Several years ago, IT leaders at New Jersey-based Suburban Propane grew frustrated with its disaster recovery solution. The company and the provider had similar data center hardware, but it was not identical — and that created complications. “We struggled tremendously,” says Ron Traub, Suburban Propane’s senior manager of IS operations. “Once the systems were up, configurations might not match the hardware. I don’t remember having a single test that was 100 percent successful.”
The company expanded virtualization inside its data center and switched to a DRaaS partner that utilizes software from Zerto and Veeam for replication to a colocation center. “All of our production services are already there and replicated,” says Tom Chorba, senior manager for technology services. “It’s just a matter of spinning them up. ”

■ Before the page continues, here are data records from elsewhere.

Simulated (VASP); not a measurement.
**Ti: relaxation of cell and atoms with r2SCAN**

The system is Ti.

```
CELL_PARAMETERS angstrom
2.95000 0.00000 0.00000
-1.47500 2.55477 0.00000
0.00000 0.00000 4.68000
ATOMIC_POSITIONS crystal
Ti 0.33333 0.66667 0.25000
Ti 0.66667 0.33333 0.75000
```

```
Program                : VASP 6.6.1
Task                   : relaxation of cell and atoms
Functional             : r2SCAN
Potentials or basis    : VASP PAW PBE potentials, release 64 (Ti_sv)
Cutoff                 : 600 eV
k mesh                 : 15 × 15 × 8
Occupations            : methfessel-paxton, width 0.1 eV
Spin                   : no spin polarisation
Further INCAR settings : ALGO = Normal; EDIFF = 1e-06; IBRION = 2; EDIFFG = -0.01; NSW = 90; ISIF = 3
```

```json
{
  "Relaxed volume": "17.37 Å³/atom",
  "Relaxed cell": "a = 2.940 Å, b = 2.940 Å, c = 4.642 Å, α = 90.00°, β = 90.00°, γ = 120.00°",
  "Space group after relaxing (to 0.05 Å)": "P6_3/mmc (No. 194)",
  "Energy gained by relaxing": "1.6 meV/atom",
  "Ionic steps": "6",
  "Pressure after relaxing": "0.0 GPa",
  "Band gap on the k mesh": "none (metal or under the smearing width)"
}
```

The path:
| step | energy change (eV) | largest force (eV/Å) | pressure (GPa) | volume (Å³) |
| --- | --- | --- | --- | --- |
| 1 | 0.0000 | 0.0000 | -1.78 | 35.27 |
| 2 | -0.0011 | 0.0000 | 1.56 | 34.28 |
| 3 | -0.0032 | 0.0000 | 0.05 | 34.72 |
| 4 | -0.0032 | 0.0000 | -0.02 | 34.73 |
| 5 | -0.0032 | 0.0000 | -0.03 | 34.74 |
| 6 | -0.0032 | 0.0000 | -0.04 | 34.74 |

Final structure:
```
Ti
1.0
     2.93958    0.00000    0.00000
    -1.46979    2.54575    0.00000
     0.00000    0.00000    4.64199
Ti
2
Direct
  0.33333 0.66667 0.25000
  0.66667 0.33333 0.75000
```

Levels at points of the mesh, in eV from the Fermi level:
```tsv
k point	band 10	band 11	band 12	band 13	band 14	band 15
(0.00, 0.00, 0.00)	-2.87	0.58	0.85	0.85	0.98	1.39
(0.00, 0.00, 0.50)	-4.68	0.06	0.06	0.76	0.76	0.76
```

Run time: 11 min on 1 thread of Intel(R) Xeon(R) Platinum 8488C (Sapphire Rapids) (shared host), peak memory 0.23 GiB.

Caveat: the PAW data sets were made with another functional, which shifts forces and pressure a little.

Milhaus got a chance to put its DRaaS solution into action when lightning struck a large cellular antenna next to its headquarters. The current jumped to the company’s ground wire, destroying network switches and a firewall. Werner called the company’s DRaaS partner, who failed over the company’s phone system; Milhaus restored network services without a failover by replacing the switches.
“The phone infrastructure is the lifeblood of what we do, and that service would have been difficult to restore” before the DRaaS engagement, Werner says. “Everything worked as we had planned, and our first DR test was probably only four or five months before that.”
For Church Mutual, one of the big draws of DRaaS was that CDW manages the testing of the solution — as well as actual disaster recovery, if needed — freeing up the company’s IT staff for other projects.
“Even testing can have a pretty big impact to your IT team,” says Huss. “They’re not working on projects that add business value when they’re working on DR.”
But the largest benefit is the knowledge that the company’s business will continue even if its data center goes down. “The primary driver behind this is that we can be there for our policyholders when they need to make a claim,” Huss says. “We needed to put ourselves in a position where we wouldn’t be impacted when our customers needed us in the time of a disaster. That’s why we made the investment we did.”